Tuesday, January 27, 2009

Quantified Baby Temperament Theory

I'm back at work, and, you know, quantifying things. Looking at graphs and data and stuff. Then going home and playing lots of Peek a Boo and singing endless rounds of Old MacDonald. (It's pretty pathetic when you can only think of like five farm animals. It leads to stanzas like "...and on that farm he had... even more pigs...." Also, our farm tends to have seals, because I do a great "Ork! Ork!" seal impersonation.) Anyway, the juxtaposition between work and home has been twisting my mind in weird directions lately. Leading to my Quantified Baby Temperament Theory.

All babies, depending on whether it's a good day or a bad day, have the innate capability to bring about these two opposite reactions from people of a certain age who are not the baby's parents:

Reaction 1: Oh, look how cute! We should have a baby!!!
Reaction 2: Holy crap! Let's never have kids!!!

Reaction 1 is otherwise known as the Procreation Reaction; Reaction 2 is the Birth Control Reaction. Even the most colicky baby in the world will have moments of extreme cuteness and cause the Procreation Reaction, and even the very best baby can have a fussy day where they can make outsiders have the Birth Control Reaction. But by keeping a running average of how much of the time a given baby deserves the Procreation Reaction instead of the Birth Control Reaction, you can assign a quantified measurement to the baby, which I will call his Cute/Crap number. A reasonably well-behaved baby, for instance, might score a 75 on the Cute/Crap spectrum (75 C/C). A more colicky baby would probably be down around 15 or 20 C/C. I also think that some babies probably hold steady at some number for long periods of time, while others would, for instance, raise their averages over time, as they outgrow the crying and start to smile more. (My understanding is that almost all kids' numbers drop when they hit the Terrible Twos, which tends to bring about an abundance of the Birth Control Reaction from outsiders.)

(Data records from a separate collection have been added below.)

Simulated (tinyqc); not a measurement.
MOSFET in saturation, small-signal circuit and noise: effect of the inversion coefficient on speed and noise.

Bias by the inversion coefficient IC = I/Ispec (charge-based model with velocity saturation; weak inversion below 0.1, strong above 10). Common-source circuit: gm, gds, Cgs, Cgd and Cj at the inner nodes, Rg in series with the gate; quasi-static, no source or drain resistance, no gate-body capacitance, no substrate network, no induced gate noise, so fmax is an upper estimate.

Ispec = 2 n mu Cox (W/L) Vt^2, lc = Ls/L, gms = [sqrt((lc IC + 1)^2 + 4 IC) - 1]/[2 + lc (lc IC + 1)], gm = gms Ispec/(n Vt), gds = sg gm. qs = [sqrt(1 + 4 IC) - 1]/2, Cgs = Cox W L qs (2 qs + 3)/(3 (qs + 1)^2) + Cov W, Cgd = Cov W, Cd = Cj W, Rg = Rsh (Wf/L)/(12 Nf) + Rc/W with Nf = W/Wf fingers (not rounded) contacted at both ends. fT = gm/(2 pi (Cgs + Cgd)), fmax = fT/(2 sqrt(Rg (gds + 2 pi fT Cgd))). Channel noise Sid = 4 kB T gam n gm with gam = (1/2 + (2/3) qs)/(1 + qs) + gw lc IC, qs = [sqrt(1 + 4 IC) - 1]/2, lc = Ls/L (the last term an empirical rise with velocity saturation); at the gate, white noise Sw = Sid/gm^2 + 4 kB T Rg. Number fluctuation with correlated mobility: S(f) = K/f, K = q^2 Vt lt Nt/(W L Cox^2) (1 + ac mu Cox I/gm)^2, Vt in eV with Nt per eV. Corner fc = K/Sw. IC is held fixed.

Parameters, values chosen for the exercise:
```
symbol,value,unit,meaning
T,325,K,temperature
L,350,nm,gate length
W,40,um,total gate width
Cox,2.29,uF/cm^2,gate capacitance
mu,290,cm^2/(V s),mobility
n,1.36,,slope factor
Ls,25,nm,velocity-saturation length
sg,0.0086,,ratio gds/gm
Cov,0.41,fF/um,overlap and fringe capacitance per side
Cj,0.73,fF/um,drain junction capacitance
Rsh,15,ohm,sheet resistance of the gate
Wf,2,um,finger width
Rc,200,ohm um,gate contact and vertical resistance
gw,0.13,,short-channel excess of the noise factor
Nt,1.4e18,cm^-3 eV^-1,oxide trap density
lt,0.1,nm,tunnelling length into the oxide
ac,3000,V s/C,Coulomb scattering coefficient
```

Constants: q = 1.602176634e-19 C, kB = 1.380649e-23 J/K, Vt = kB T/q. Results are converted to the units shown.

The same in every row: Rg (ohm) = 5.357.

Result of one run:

LL seems to be causing some rather serious "baby fever" among our friends lately, and I can only think of a small handful of times when he has cried enough to make people run out and buy condoms, so I think he's probably around 80 or 85 C/C. I explained my theory to S, and he gave LL a score of 90 C/C. But we're probably biased. LL's cold did cause his C/C number to take a bit of a hit, but he's been such a happy ball of sunshine ever since that he has more than made up for it.

I'm tempted to ask our friends to give their own children an estimated C/C number, but I have a hunch that not everyone enjoys reducing babies to numbers. Particularly numbers with the word "crap" in the metric. Some people take this whole parenting thing far too seriously.


  1. I'm laughing so hard right now that I hardly know what to say. I suspect Jillian would score pretty highly on the C/C scale given that she behaves quite well in public at least.

    Now you just need an experiment to test this theory. Do I see a journal article in your future???

  2. I love it!!!! What a great metric :). Seriously, I love it.

  3. That's pretty great! I think that's an excellent measurement.

  4. Oh i am so laughing! This is good quality stuff!

  5. Awesome theory.

    An added variable: the strength/quality of the baby's cuteness (or crapness). Harry inspires especially forceful baby-mania responses due to his very big smile and laugh, enough to offset a quantity of fussiness that might otherwise inspire a birth control response. (And I've had friends whose babies' crying was especially earsplitting, enough that even a small amount of it would inspire any non-parent to run to the drugstore.)

  6. Oh that is such an awesome metric. Monkey was definitely high on the c/c factor when he was younger. I think he is probably >50 for most people, but man is he good BC for me! More due to his high energy levels, but still.